The Discovery Wildlife Park attraction is open until Jan. 15
The Light the Night drive-through at Innisfail’s Discovery Wildlife Park will be open until Jan. 15. (Contributed photo).

Doug Bos wasn’t sure what to expect when the gates of Discovery Wildlife Park in Innisfail were opened to motorists for a two-kilometre long drive-through Christmas lights display.

Certainly, getting up to 350 cars a night was unanticipated.

“It’s been overwhelming. We’ve had more people come off the highway to see the lights… I didn’t expect that kind of response,” said Bos, who with his wife Debbi Rowland, started one of the largest seasonal light spectacles in the province.

With an ambitious new goal of adding to the attraction so it becomes known across Western Canada, Bos is already priming some 10-foot candy canes for next year’s display

Since Discovery Wildlife Park’s Light the Night show opened on Nov. 19, many families have been coming from as far as Bashaw and Didsbury. Bos said a Red Deer limousine company has been bringing clients through, and senior tour buses have been arriving from across Central Alberta.

Drivers and their passengers will spend up to half an hour in the 90-acre “a Christmas wonderland,” with lit-up cabins and trees. The mostly handmade attractions include a nativity scene, a working model train, scale versions of a Ferris wheel, Cinderella’s coach, carousel, and helicopter — all lit up with moving parts — while visions of Santa’s sleigh, Christmas trees and snowmen adorn some of the fencing.

There’s even a Grinch mascot greeting guests in the gift shop.
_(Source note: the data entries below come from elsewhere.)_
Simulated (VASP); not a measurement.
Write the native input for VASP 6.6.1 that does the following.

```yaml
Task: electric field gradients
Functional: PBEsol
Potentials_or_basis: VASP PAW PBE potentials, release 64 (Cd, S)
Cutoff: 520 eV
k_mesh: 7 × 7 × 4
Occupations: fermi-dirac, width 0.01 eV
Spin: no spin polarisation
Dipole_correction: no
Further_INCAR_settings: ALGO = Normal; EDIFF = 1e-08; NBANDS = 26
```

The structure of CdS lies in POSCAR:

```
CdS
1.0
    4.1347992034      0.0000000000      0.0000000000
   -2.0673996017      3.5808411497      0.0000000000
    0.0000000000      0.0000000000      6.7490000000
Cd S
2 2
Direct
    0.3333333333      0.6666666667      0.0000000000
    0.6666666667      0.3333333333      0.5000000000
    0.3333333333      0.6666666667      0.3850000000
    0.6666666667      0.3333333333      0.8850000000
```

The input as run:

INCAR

However Bos said advertised tethered hot-air balloon rides have largely had to be cancelled because nighttime winds could hamper safety. Instead, he’s looking at introducing hay rides next time.

The wintertime venture was undertaken to make the seasonal business “busier during a slow time of year,” said Bos. He and Rowland were inspired by Saskatoon’s Christmas festooned Forestry Farm and other such attractions.

Having people come and pay the $30 per vehicle with up to eight people ($50 for more than eight people) admission charge has added two months to the usual five-month season for the wildlife park. Bos figures the the Light the Night display is on track to generate $30,000 for the wildlife park before shutting down on Jan 15.

The unique attraction has also been a boon for other Innisfail businesses, judging by the fast-food packaging that Bos has seen in the vehicles that have come through. “It is a unique thing for Innisfail and a pretty huge economic driver,” he said.

Besides the park’s light show, motorists may catch a glimpse of the animals, including seven or eight grizzly and black bears, camels, elk and wolves that are held in the pens. “The wolves might be running up and down along the fence with the vehicles that go by. They like to do that,” said Bos.

A rescued bear, who’s been featured in films is the latest addition to the wildlife park. Bos said the bear’s previous owner has dementia and can’t look after him, so the park is his new home.